Essay

How Cervantes Made His Characters Seem Real

by William Egginton

This piece originally appeared as a blog post on Arcade January 21, 2016 here

 

With the release of The Man Who Invented Fiction, I thought I would devote this post (my first in quite some time) to highlighting what I feel was the most important thing I learned about Cervantes as a writer over the last several years of researching and writing the book. As is well known, the critical tradition has generally credited Cervantes with having invented the modern novel; but for me the true force of his innovation lies not so much in a specific literary form as in the structural trope he introduced into the medium of the printed word that enabled the modern experience of character.

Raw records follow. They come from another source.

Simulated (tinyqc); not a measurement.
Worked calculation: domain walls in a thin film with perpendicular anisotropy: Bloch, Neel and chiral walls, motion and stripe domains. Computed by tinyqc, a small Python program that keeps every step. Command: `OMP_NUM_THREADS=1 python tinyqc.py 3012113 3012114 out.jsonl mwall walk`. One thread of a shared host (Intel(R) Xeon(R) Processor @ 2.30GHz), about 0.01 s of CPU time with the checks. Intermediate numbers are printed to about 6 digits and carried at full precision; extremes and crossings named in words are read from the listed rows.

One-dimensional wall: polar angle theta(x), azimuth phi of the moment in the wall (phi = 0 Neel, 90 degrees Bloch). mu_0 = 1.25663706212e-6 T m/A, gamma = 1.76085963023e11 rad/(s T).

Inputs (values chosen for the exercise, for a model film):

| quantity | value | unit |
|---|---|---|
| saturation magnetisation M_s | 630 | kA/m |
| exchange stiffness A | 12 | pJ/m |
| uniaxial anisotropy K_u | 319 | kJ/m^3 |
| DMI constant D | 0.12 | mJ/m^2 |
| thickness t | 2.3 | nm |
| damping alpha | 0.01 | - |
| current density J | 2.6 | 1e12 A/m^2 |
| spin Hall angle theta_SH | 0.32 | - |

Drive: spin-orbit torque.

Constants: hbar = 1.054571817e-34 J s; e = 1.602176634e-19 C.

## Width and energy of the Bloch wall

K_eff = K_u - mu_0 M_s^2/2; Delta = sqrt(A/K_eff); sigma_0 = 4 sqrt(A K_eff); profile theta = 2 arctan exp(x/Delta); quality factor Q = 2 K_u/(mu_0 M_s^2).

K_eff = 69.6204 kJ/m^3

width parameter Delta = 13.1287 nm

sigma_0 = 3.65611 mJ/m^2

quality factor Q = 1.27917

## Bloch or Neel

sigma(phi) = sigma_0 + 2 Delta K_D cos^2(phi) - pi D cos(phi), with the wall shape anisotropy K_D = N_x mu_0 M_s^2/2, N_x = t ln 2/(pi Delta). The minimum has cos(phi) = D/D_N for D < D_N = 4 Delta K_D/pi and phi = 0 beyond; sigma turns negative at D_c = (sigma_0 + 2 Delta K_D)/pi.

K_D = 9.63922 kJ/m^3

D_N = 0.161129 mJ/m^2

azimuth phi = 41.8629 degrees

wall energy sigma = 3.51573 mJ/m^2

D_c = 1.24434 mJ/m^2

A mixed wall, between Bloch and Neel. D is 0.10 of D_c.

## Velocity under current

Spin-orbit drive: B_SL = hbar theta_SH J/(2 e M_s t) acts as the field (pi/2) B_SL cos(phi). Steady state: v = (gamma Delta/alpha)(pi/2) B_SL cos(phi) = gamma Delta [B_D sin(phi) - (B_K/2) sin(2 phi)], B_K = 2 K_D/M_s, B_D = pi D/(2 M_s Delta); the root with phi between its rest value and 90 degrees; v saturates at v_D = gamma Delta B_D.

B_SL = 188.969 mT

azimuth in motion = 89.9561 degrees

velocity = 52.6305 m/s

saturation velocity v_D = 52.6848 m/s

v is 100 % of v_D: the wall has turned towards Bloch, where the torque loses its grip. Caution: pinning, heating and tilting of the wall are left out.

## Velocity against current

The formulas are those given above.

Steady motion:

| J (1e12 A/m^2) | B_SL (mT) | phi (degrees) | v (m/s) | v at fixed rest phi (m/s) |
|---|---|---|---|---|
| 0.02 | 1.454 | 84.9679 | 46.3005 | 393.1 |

In the 45th stanza of the first canto of Torquato Tasso’s La Gerusalemme Liberata, published in 1581, two of Tasso’s great heroes, the knights Tancredi and Rinaldo, make their appearance:

Next comes Tancredi; and there is none among so many (except Rinaldo) either a greater swordsman, or handsomer in manners and in appearance, or of more exalted and unwavering courage. If any shadow of guilt makes less resplendent his great repute, it is only the folly of love: a love born amid arms, from a fleeting glimpse, that nurtures itself on sorrows and gathers strength.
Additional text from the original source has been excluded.